38 Bootstrap for linear regression

In this section we consider applying the bootstrap to estimate the sampling distributions of least-squares estimators in the linear regression model. We first introduce the model and define some notation:

Definition 38.1 (Linear regression model) Let \((\mathbf{x}_1,Y_1),\dots,(\mathbf{x}_n,Y_n)\) be data pairs such that \[ Y_i = \mathbf{x}_i^T\boldsymbol{\beta}+ \varepsilon_i,\quad i = 1,\dots,n, \] where \(\mathbf{x}_1,\dots,\mathbf{x}_n \in \mathbb{R}^p\) are fixed (deterministic) with \(\sum_{i=1}^n \mathbf{x}_i \mathbf{x}_i^T\) positive definite and \(\varepsilon_1,\dots,\varepsilon_n\) independent and identically distributed with \(\mathbb{E}\varepsilon_1 = 0\), \(\mathbb{E}\varepsilon_1^2 = \sigma^2 \in(0,\infty)\), and \(\mathbb{E}\varepsilon_1^4 < \infty\).

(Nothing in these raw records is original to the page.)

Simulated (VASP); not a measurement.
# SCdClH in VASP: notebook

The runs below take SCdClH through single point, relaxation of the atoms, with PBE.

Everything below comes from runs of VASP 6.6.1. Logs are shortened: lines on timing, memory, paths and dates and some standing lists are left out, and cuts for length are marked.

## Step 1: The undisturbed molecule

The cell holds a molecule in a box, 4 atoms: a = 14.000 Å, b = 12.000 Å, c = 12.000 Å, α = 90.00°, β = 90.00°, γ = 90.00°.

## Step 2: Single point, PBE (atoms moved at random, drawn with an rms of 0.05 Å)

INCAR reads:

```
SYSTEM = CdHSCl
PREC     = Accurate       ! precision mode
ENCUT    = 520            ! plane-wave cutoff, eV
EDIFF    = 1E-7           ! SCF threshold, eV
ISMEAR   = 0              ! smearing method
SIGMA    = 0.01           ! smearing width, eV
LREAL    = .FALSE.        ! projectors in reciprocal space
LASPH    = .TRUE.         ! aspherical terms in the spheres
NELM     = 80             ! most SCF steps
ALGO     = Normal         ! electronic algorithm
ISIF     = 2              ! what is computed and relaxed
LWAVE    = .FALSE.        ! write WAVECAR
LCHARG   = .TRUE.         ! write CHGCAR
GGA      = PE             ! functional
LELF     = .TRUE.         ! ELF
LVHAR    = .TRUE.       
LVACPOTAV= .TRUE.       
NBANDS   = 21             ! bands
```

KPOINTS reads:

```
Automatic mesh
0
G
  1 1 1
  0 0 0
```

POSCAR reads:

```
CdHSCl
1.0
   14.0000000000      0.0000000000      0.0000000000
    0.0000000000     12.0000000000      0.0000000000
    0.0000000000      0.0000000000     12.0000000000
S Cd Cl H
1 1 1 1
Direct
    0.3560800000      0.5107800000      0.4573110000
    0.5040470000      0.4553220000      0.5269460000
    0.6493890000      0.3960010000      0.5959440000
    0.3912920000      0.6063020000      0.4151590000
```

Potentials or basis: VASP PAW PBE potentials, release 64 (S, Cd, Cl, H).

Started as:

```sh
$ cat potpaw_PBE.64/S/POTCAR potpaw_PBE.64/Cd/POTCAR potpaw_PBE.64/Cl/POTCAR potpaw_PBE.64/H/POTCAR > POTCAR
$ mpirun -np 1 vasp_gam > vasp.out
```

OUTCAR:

Define the \(n \times p\) design matrix \(\mathbf{X}= [\mathbf{x}_1 \cdots \mathbf{x}_n]^T\) and as well as the \(n \times 1\) response vector \(\mathbf{Y}= (Y_1,\dots,Y_n)^T\). Then the least-squares estimator of \(\boldsymbol{\beta}\) is given by \[ \hat{\boldsymbol{\beta}}_n = \underset{\mathbf{t}\in \mathbb{R}^p}{\operatorname{argmin}} \sum_{i=1}^n(Y_i - \mathbf{x}_i^T\mathbf{t})^2 = (\mathbf{X}^T\mathbf{X})^{-1}\mathbf{X}^T\mathbf{Y}. \] Letting \(\mathbf{c}\) be any vector in \(\mathbb{R}^p\), we consider estimating the contrast \(\mathbf{c}^T\boldsymbol{\beta}\) with the estimator \(\mathbf{c}^T\hat{\boldsymbol{\beta}}\). We note that \(\mathbb{E}\mathbf{c}^T\hat{\boldsymbol{\beta}} = \boldsymbol{\beta}\) and \[ \mathbb{V}(\mathbf{c}^T\hat{\boldsymbol{\beta}}_n) = \mathbf{c}^T(\mathbf{X}^T\mathbf{X})^{-1}\mathbf{c}\sigma^2. \] With a view to constructing confidence intervals for the contrast \(\mathbf{c}^T\boldsymbol{\beta}\), we consider the asympotic distributions of the quantities \[\begin{align} Q_n &= \sqrt{n}\mathbf{c}^T(\hat{\boldsymbol{\beta}}_n - \boldsymbol{\beta})\quad \text{ and } \\ T_n &= \sqrt{n}\mathbf{c}^T(\hat{\boldsymbol{\beta}}_n - \boldsymbol{\beta}) / \hat \sigma_n, \end{align}\] where \(\hat \sigma_n^2\) given by \[ \hat \sigma_n^2 = \frac{1}{n-p}\sum_{i=1}^n(Y_i - \mathbf{x}_i^T\hat{\boldsymbol{\beta}}_n)^2. \] So \(T_n\) is a studentized version of \(Y_n\).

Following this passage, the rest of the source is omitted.